Continuing on about my French editorial trip that will end with the End of the World on Friday, I wanted to write a slightly more serious post just to share with everyone some of the interesting things I’ve been finding here. So, in order of books that are closest to my keyboard to those farther afield, here are the titles I’d sign on immediately if I could do anything I wanted and completely trusted my instincts (I can’t read French at all, at all):

Chamboula by Paul Fournel: First goal when I get back is to talk to Rachel Galvin about this, force JT to read it, and convince Kaija and Nate that we need to publish it. Why am I so psyched about this? A) Oulipo love. B) Fournel love (he’s so fantastic). And C) this chart that diagrams how the novel is structured:

Danse avec Nathan Golshem, Les aigles puent, and Haïkus de prison by Lutz Bassmann; Onze rêves de suie by Manuela Draeger: I’ve been going on and on and on about Antoine Volodine and his insanely awesome, all-encompassing heteronym project all year, and to receive the Bassmann books (almost by chance, since I just happened to notice his name in the Verdier backlist catalog and asked about them) is such a perfect coincidence. And really, given the scope of his project—the creation of the post-exoticism movement as demonstrated in the collected works of a slew of heteronyms, most of which tend to write about strange post-cataclysmic times with a style that’s completely unique to him—the more Volodine books published, the better.
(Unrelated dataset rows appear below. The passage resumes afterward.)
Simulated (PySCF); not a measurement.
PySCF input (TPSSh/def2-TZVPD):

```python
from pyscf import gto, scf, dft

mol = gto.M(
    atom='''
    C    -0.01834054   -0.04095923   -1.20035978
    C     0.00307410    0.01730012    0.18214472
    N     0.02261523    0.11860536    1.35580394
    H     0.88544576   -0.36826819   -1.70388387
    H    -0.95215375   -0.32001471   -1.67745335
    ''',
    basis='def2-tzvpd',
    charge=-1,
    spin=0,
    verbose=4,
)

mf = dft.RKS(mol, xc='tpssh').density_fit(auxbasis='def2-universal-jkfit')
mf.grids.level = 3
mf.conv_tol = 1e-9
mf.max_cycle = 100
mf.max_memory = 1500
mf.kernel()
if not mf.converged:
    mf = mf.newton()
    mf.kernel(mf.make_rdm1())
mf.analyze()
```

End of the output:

Ni ce qu’ils espèrent, ni ce qu’ils croient by Élie Treese: What I remember from my meeting with the lovely people at Éditions Allia is that this 75-page book is “like Beckett mixed with Faulkner,” with four people sitting around a campfire talking about how to “steal the petrol” while one is secretly plotting to shoot all the of the others. “It’s pretty dark . . . but also ironic? Ironic and dark.”

En ville by Christian Oster: I like—to varying degrees—all the Oster books that I’ve read, starting with A Cleaning Woman (in part because I had a hard core crush on the girl in the movie version . . . massive, total crush), and culminating in In the Train, which my students also loved. This book is broader than most of the others, featuring a host of characters (rather than continuing to mine the Toussaint/Echenoz vain of keeping the whole story within the head of One Strange Dude), whose lives fall apart. In the words of Olivier Cohen, publisher of the amazing Éditions de l’Olivier, it’s “a book all about disorder.” Sounded pretty entropic when he was describing the plot, which got me excited.

That’s it for now. Off to my last meeting of the day . . .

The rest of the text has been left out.